Bad Lieutenant (1992)

reviewed by
Jet Wimp


                                THE BAD LIEUTENANT
                                    [Spoilers]
                       A film review by jwimp@mcs.drexel.edu
                        Copyright 1993 jwimp@mcs.drexel.edu
IS THE BAD LIEUTENANT AN IMMORAL FILM???
WARNING!!! MAJOR SPOILER AHEAD 

In one of Charles Jackson's stories from the collection, "Earthly Creatures," a suburbanite driving through the countryside with his wife and two children hits a beautiful collie dog. He cannot summon up the courage to stop the car and inspect the dog, and so drives on. This act of cowardice becomes the pivotal incident which starts the collapse of his marriage and personal life--the fulcrum for the transformation of his world.

Literature and film are replete with this motif: the single incident which signals the transformation of a person's existence. In Shakespeare's "Timon of Athens",one of the most cynical of the author's works, it is when Timon realizes that his highly valued personal friendships have been based entirely on his largesse, and when his fortunes fail, his friends shun him. "NOBODY KNOWS YOU WHEN YOU'RE DOWN AND OUT...."

In BRIDGE OVER THE RIVER KWAI it occurs when Alec Guiness suddenly realizes that the bridge which, under his supervision, his troops built with the cardinal British virtues of competence, and self-denial, will be used to transport Japanese troops. "My God, what have I done?"

Sometimes the transformation is triggered by a spiritual experience. The protagonist in I. B. Singer's novel THE MAGICIAN OF LUBLIN, who has led a dissolute and cruel life, is touched by God. He seals himself into a small brick hut with a single window, through which his meals are delivered, and ends his days there.

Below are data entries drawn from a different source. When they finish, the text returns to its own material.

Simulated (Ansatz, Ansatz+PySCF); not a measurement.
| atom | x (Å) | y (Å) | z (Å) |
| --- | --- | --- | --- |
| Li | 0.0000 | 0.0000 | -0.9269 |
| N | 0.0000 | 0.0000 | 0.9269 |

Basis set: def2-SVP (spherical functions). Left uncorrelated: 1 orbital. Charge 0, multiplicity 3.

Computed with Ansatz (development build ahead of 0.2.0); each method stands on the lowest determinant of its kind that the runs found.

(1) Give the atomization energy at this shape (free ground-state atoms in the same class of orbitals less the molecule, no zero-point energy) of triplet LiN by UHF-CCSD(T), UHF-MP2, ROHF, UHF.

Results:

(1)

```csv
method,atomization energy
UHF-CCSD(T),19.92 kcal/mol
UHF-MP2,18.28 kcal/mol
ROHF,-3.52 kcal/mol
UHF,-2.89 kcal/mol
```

Sometimes the light of God blinds, rather than illuminates. In Pasolini's film THEOREMA the angel, played by Terrence Stamp, places the seal of his sexual seduction on all members of a bourgeois family, and they are destroyed by it--or at least their lives are transformed unrecognizably.

The psychologist William James called this sort of life experience "turning a corner within." It is entirely personal. Was the magician touched by God? Did the Bad Lieutenant actually see Christ? James insisted that what was important was not the viridical nature of the experience itself, but its subsequent effect on the person's life. He argued that the "truth" of such experiences could never be decided.

Viewers sensitive to this motif will find the film, THE BAD LIEUTENANT, a rich one. The incident in the church, where the lieutenant kisses the feet of Christ and looks up to see an elderly black woman staring down in amazement at him, is one of the most trenchant, moving, yet comical scenes in American film. You thought you beheld Christ, and see what he turned out to be!! But the point is, the vision serves to transform the lieutenant's world, enabling to make a gesture of forgiveness--towards the two teenagers who had raped a nun--of which he would have been incapable an hour before.

Those who have chosen to focus on the lieutenant's graphically depicted vices and the squalor of his surroundings have, I think, totally missed the point. The Philadelphia Inquirer called the film "confused." Nonsense. It is perfectly clear, as clear a treatise on medieval scholasticism ( "Theorema" in Italian, see above.) The resolution of the film involves what many would call a uniquely Christian concept: we qualify for forgiveness by extending forgiveness to others. In fact, the film is almost a Christian religious treatise.

The film also utilizes humor brilliantly, a fact its detractors seem not to have noticed. The lieutenant's imprecations when Darrell Strawberry strikes out in a penant game (YOU PIECE OF ****!!! YOU MISERABLE, SLIMY PIECE OF ****!!!) and his firing his gun into the car radio conveying the bad news, are funnier than nearly any incident in memory in any Hollywood comedy. No matter how wrecked any life is, humor can be found in it. Because humor is so great a part of what it means to be a human being, even one in great distress.

Harvey Keitel gives one of the great film performances: creative, resourceful, convincing, free from actorish mannerism. His acting in the harrowing scene in which he sexually brutalizes two women has drawn effusive praise from members of this group and the Compuserve film discussion group. In my many years of film viewing, I can think of nothing that can compare with it.

Harvey Keitel, by the way, was ignored by the Oscars nominators.